For the sake of simplicity of our discussion relating to the effect of entasis on the buckling strength of the column, we assumed the wood as an isotropic material with the modification of mechanical properties as:

*E _{tr}* = (

*E*+

_{t}*E*)/2 (∵

_{r}*E*≈

_{t}*E*),

_{r}*E*= (

_{wood}*E*×

_{tr}*E*)

_{l}^{1/2}, and with a similar reason,

*v*=

_{lt}*v*,

_{rt}*v*= (

_{wood}*v*×

_{lt}*v*)

_{lr}^{1/2}. Finally, the modulus of elasticity of Zelkova wood

*E*= 4.067

_{wood}*GPa*and Poisson’s ratio of Zelkova wood

*v*= 0.490 are decided, respectively.

_{wood}According to the research conducted by Nam et al. (2004), if we use approximated mechanical properties by using geometric mean of the modulus of elasticity and Poisson’s ratio in the structural analysis of orthotropic plate it results in close agreement between the results of orthotropic and approximated isotropic plate analyses. In other words, the structural member composed of an orthotropic material can be analyzed as the structural member composed of an isotropic material in which the orthotropic elastic constants are modified into the isotropic elastic constants by using geometric mean (Wikipedia/Geometric Mean 2014).

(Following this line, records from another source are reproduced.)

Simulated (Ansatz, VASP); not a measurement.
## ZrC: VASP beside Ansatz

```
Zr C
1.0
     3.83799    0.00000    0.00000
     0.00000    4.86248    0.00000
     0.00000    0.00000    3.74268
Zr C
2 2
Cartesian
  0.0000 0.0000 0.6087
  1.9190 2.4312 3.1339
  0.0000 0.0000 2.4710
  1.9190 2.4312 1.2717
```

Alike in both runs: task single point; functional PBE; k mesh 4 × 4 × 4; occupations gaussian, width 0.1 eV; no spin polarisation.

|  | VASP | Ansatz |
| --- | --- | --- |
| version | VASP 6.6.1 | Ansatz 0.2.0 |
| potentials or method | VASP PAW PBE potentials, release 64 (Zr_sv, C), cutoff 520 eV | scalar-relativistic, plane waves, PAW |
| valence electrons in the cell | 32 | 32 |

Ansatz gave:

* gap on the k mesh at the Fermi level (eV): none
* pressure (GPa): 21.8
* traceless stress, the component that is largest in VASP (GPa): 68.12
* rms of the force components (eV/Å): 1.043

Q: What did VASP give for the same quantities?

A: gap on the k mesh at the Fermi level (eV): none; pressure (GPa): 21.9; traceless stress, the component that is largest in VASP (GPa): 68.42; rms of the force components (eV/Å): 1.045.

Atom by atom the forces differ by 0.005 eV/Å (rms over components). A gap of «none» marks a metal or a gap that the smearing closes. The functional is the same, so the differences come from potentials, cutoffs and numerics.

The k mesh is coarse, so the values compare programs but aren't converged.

In addition, in the investigation of the effect of entasis on the column buckling strength, the differences either orthotropic or isotropic in the mechanical property of material on the column buckling analysis may not hinder the comparison of results as long as the same material is used in the analysis.

### 2.2.Dimension and Modeling for the Buckling Analysis

For the buckling analysis it is necessary to determine the dimension of column member to be analyzed. Dimensions of eight columns measured at the site by other researchers are analyzed. Dimensions of the columns are different each other and the location of the maximum convexity of the column is also different.

Therefore, based on the results of analysis, the dimension of wooden column with entasis is decided, for the sake of simplicity, as given in Table 1. As can be seen in the table, the maximum convexity is in the middle of the column height, and hence, the column is symmetric with respect to its mid-height.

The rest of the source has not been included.